This will have a direct impact on regulations limiting greenhouse-gas emissions from vehicles, industries, and energy production. By ignoring the scientific finding, the EPA could more easily undo major environmental legislation, the sources said.
This shouldn’t come as too much of a surprise, given comments made by EPA Administrator Lee Zeldin during his confirmation hearing, saying the agency has authority but not an obligation to regulate greenhouse-gas emissions. Soon thereafter, Zeldin announced over two dozen de-regulatory actions aimed at “driving a dagger straight into the heart of the climate-change religion.”
White House budget director Ross Vought chimed in that the review was “long overdue” as the regulations had harmed the economy.
Meanwhile, the International Court of Justice on August 6 released an advisory opinion saying greenhouse-gas emissions pose an “existential threat” to the world, and countries must cooperate on concrete emission-reduction targets.
According to Reuters, an EPA spokesperson said the agency sent its proposal to the White House Office of Management and Budget for review on June 30, and that it is being reviewed by other federal agencies. The spokesperson added that, “(t)he proposal will be published for public notice and comment once it has completed interagency review and been signed by the Administrator.”

Reuters also quoted a lawyer who has represented environmental groups in cases before the Supreme Court. “It would be a shocking dereliction of a clear statutory duty to protect the public and an indefensible denial of overwhelming science,” said Sean Donahue, a lawyer with Donahue, Goldberg & Herzog, adding, it’s “also a national embarrassment.”
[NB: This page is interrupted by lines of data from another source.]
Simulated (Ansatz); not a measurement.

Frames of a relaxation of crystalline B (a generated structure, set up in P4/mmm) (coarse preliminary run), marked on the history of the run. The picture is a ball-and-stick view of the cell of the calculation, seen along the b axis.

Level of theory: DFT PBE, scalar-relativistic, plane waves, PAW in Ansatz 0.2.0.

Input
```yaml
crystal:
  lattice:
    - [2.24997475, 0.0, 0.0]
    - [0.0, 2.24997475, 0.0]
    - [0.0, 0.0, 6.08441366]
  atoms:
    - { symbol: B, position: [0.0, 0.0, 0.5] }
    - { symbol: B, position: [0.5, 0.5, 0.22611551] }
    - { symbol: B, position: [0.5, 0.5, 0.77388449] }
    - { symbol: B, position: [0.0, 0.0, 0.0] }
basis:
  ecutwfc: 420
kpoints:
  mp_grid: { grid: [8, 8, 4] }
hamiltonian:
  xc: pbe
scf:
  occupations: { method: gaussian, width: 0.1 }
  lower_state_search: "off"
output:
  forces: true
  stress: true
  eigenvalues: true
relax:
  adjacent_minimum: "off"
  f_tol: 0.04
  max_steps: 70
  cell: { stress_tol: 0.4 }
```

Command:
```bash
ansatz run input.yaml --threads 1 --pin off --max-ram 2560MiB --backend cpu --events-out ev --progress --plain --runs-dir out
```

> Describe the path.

In 2007, the U.S. Supreme Court ruled the EPA has authority under the Clean Air Act to regulate greenhouse-gas emissions and required the agency to make a scientific finding on whether they endanger public health. Two years later, the EPA issued a finding that emissions from new motor vehicles contribute to pollution and endanger public health and welfare. It was upheld in several legal challenges, and underpinned subsequent greenhouse-gas regulations. One would expect similar legal challenges to be launched in this latest move by the EPA.
The U.S. is the largest historical greenhouse-gas emitter, and currently the number two emitter after China. No word yet on if leaded gasoline is set for a comeback.